6. 2 GORGEOUS 4 WORDS – ‘The Youth are starting to change. Are you starting to change?’
Ha! When asked their names, these Welsh teens spell out the numbers in semaphore. And then one of them falls over. They sing Bette Midler’s Let’s Hear for it the Boy for reasons that I’m too old and unhip to understand. Is Bette Midler in with the yoot? Do kids listen to Wind Beneath My Wings when they toke the ganga and ting? Did Westlife covering The Rose make her cool? I can’t pretend to understand. They’re not good singers but they were heaps of fun. Oh, and their friends and family watching them all had very terrible hair. And one girl from this aforementioned group said Simon enjoys nothing in life and Dermot shook his head and agreed with her straight-faced. Ha! Lover’s tiff?

7. ALLAN – ‘Does that make me crazy? Possibly’

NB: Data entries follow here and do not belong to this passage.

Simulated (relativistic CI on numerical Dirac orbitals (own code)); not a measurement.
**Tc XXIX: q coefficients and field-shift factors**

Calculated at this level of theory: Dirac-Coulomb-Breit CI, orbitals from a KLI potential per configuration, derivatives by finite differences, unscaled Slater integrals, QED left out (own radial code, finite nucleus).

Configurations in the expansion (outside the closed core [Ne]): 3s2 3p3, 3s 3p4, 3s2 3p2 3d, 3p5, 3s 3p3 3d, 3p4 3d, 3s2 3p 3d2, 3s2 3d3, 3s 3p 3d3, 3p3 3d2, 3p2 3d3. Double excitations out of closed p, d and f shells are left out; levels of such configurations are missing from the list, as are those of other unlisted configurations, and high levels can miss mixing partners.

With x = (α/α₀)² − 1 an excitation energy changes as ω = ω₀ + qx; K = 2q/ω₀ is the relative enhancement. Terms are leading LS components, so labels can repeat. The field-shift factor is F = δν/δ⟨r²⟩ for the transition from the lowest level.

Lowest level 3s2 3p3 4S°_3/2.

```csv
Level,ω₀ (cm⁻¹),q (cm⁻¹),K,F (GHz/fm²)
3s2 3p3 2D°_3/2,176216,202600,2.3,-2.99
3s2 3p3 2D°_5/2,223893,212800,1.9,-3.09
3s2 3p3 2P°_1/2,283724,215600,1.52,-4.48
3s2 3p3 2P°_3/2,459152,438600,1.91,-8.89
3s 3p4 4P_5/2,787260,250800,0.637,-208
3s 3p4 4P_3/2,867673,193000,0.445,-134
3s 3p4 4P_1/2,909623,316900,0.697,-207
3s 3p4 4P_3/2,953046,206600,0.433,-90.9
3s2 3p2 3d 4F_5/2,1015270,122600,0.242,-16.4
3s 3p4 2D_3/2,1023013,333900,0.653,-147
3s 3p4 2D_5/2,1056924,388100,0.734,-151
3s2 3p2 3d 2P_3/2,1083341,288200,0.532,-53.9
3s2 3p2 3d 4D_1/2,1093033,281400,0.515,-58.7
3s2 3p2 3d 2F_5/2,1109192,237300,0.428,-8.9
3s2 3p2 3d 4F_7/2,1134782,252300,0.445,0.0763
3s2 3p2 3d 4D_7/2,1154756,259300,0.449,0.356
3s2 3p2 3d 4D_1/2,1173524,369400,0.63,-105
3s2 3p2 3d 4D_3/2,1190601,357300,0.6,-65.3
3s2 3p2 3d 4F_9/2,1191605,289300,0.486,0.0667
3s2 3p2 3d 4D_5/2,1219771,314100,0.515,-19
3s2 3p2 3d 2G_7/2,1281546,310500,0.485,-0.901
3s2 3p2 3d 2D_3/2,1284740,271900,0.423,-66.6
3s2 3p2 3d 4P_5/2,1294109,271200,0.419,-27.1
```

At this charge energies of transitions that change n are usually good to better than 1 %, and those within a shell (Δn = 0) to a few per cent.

I have ranked Allan last not because I dislike him (and believe me I dislike a lot of contestants every year. Deadbruv, for example. Or Jamie Afro the Tool.) Nor have I ranked him last because I want to add to a sense of humiliation that will linger over him for a few months until even avid X Factor fans forget who he is. I have had to put him last because I didn’t like being made to watch him. He wasn’t bad in an unusual way. He hadn’t written his own song, for example. Or attempted a medley or mash-up. He wasn’t deluded or arrogant. He was just bad. And even if you think bad singers who don’t seem quite with it is the FUNNIEST THING EVER LOL, and you enjoyed his bit, I think we gained nothing as people from being shown him.